Single parameter models.

Conjugate priors

`F` a class of sampling distributions, `P` a class of prior distributions. Then `P` is conjugate for `F` if `p(theta) in P` and `p(y|theta) in F` implies `p(theta | y) in P`. Exponential family sampling distributions have natural conjugate priors: `p(y | theta) prop g(theta)^eta exp(phi(theta)^T t(y))`, `p(theta) prop g(theta)^n exp(phi(theta)^T nu)`, then posterior also in exponential form `p(theta | y) prop g(theta)^(n+eta) exp(phi(theta)^T (t(y) + nu))`.
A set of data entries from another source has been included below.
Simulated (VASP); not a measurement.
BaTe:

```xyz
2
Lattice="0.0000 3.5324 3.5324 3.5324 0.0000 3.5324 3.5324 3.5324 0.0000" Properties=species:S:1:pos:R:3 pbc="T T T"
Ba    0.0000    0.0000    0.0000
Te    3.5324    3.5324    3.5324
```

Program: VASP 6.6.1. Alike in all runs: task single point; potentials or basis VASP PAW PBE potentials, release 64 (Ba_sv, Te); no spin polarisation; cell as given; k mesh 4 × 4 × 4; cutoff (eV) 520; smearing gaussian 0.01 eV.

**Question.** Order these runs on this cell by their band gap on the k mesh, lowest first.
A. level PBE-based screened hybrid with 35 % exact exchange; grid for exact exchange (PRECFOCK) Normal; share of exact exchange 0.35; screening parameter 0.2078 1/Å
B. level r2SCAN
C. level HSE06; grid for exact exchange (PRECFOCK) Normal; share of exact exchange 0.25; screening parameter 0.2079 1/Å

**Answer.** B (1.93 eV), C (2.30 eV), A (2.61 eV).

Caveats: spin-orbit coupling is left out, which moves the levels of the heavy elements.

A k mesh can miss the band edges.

Table of standard conjugate priors to go here:

Non-informative priors

Minimal effect on posterior - let's data speak for themselves. Conjugate priors can be be almost non-informative.

Uniform prior is natual non-informative prior for location parameters

If density of `y` is of form `p(y - theta | theta)` then is a location density with location parameter `theta`

A scale density is of the form `p(y | sigma) prop theta^(-1) p(y/sigma)`. Arguing similarly to above, must have form `pi(sigma) prop sigma^-1`.

Jeffrey's prior

Non-informative, and invariant to one-to-one transformations. `p(theta) prop [I(theta)]^(1/2) = -E(del/(del theta) log(p(y|theta)))`. Jeffrey's priors are locally uniform (ie. uniformly distributed in every small region) and therefore non-informative. However, sometimes a Jeffrey's prior violates the likelihood principle.